The Three Cranes Challenge was first started in 2010 by the farmers in the Karkloof Conservancy in order to generate funds to fund our conservation projects, in particular, the conservation of the Wattled, Blue and Grey Crowned Cranes.

The Karkloof Conservancy welcomes you to the Three Cranes Challenge and would like to thank you for your support.

Our motto is to CONSERVE, PROTECT AND EDUCATE. In order for one to conserve and protect something they need to be educated as to WHY they must conserve and protect it, they need to know WHAT they are conserving and protecting and HOW to do this with as minimal footprint as possible.

Our vision for the Karkloof is to conserve the biodiversity of the entire Karkloof and beyond, to protect all species and their habitats, to support long term sustainable resource utilization and to work within our local communities to educate and promote development.

The Conservancy was formed in March 1998 by none other than Carolyn Goble and spans an area of approx. 40 000 hectares. It comprises of local farmers, forestry and land owners who strive to protect our biodiversity. Since our inception, we have been involved in many conservation and community projects and environmental education. We have two world class bird hides close to the conservation centre, which have provided many hours of good birding of many rare and endangered species of birds. We also have a beautiful picnic area where you can come and enjoy your meal while listening to the sounds of birds and cranes and breath in some good, clean fresh air.
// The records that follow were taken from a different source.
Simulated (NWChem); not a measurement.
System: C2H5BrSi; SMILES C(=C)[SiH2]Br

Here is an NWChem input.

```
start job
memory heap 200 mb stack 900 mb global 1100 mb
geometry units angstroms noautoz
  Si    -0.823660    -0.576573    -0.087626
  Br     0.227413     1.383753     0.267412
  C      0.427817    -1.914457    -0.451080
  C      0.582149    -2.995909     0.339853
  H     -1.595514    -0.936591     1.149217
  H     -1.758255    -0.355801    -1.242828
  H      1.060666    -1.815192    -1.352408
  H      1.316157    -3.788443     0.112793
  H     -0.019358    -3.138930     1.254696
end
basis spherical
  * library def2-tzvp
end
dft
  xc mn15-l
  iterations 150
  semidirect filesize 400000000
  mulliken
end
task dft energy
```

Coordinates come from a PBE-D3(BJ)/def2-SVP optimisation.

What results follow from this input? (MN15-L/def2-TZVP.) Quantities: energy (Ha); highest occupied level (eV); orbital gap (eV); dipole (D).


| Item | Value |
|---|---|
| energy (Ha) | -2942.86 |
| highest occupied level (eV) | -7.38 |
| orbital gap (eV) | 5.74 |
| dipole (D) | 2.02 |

We do a lot of work in our three local farm schools. We work with them, creating vegetable gardens, teaching them about birds and the cranes and what it means if they are endangered, how to care for the earth and that everything is connected, and try and teach them skills that they will use outside of school. Children are like sponges, they are our future conservationists, which is why it is vitally important to go into the schools and expose them to these things.

The success of our Conservancy is as a result of collaborations with many environmental organisations like EWT, WWF, Sanparks, Ezemvelo, the Honorary Officers, Birdlife and our landowners, communities and farmers.

Our Conservation Centre was opened in October 2007 by Dr Ian Player, which in itself, says it all. He epitomised “conservation” and would not have endorsed the Conservancy had he not believed in what we stand for.

A lot of our farmers are part of the custodianship and land stewardship programs. We promote no till farming methods which have had huge benefits to the farmers, the atmosphere and biodiversity in general. By farmers not ploughing their lands but ripping and planting, they are not disturbing the top layer of compost and by planting a cover crop, they are creating a perfect food chain for insects and birds. They are also using less diesel, thereby less pollution and creating less dust. Prior to 1990 farmers noticed a decline in the birdlife where farmers ploughed lands and used chemicals not conducive to birds and plants, once they started with the no till methods and changed chemicals, a vast difference has been noticed, especially with the return of the three cranes species.

We are home to ALL three crane species – Grey Crowned crane, Wattled crane and Blue crane. We are only one of a handful of places in SA where they are all found together, so we are very privileged. When you combine all these factors of no till farming methods and our wetlands and grasslands being MOSTLY pristine (thanks to our farmers), this makes for an ideal habitat for them.

We monitor the cranes on behalf of EWT, logging their whereabouts which enables us to track their movements, identifying threats, helping with the ringing of the cranes and monitoring the nest sites. Aerial surveys are conducted every year and in 2001 there were approximately 160 Wattled cranes left in SA, 20 years later their numbers are sitting at 399, the same goes for the Blue cranes, their numbers have increased and this is thanks to the hard work done by EWT, Ezemvelo and landowners. The Grey Crowned crane numbers have gone down which is why we are trying to establish where their nesting sites are, which will enable us to identify any threats and try and rectify them and increase success in breeding.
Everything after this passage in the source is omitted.